The bunny madness was so much fun to watch today.  They must be at the height of the reproduction cycle because there were more of them, than there were gnats.  My pups were practically dizzy watching, their heads darting back and forth, to and fro- wishing they were running with them (or more likely, after them).  Every now and then one would be close enough that at the leash's extension, they could almost reach one.  Each time they failed they simply waited for the next bunny to hop along. 

Acceptance of a situation following any form of loss, is what we need to achieve, to move on.  This rarely comes easily (unless you're a dog), but I'm beginning to know that it can certainly be easier.  As many times as my heart has broken, it breaks again, every time I learn of someone else's loss.  There is nothing you can do about grief, other than survive it.  It's real.  It's painful, debilitating, and can paralyze the most sensitive heart.  I know.

Another thing that I know is that love- the one that burns in our hearts- the one that we can't seem to shake- the one that we're always trying to find again- it never left you.  That love is not part nor parcel of a former relationship, not lost in time because someone is no longer loving you.  It is right there- yours for the taking- in your own heart.  All that we know, seek, love, are, or long to be- they're all parts of us now.  That beautiful love that you knew, it is you now.  And that part of it that moved on, well- it's gone.  In time you will know it again- maybe in a new color, song, or words- you just need to want it.
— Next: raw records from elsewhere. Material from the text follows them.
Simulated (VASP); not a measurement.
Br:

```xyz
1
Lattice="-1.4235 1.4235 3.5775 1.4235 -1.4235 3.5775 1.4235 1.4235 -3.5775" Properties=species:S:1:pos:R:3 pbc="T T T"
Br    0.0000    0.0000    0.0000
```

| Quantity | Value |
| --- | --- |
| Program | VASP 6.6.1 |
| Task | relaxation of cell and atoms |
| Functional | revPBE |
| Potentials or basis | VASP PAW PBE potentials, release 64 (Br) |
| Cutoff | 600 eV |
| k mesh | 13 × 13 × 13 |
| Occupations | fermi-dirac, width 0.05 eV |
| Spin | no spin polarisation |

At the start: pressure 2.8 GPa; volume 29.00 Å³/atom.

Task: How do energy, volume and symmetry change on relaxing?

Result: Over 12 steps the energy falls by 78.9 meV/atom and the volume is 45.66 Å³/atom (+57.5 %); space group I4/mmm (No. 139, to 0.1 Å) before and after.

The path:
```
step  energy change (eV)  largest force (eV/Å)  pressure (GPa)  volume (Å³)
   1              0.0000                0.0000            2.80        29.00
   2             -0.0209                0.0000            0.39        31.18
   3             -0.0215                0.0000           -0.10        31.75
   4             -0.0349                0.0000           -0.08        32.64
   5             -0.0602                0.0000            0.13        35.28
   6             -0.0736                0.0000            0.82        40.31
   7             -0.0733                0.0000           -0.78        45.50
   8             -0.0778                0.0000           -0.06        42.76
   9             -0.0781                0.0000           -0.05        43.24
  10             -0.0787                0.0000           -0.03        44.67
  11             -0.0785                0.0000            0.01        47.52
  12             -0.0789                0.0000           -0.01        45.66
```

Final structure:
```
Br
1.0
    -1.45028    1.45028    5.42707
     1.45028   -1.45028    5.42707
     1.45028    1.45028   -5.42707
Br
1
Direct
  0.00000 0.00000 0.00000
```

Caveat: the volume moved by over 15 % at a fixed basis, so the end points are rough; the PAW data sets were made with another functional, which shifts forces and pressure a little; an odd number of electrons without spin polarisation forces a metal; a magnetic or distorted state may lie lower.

Sometimes love changes.  Sometimes people move on.  This is what renders a heart hopeless.  Beyond the grief of losing that which you hold so dear, remains your love.  Maybe it's a bit withered or weathered, but always- yours for the taking and yours to share with a new heart.  I've had an incredible few years meeting new friends who want to love.  But, giving your heart away can be a very scary thing.  There were times that I've just wanted to shake someone in the hopes that they'd come to their senses.  But what sense is there in convincing someone to love you?  Only the wild, free, authentic choices that we make where are hearts feel at home, are the ones worth making- or having.  Love, that thing that burns in your heart, is re-defined every time you fall again.  No two loves are alike, and why would you want them to be?  Keeping your heart anchored to a leash is certainly the safest choice, but me?  I'm running with the bunnies.  I would rather die, trying.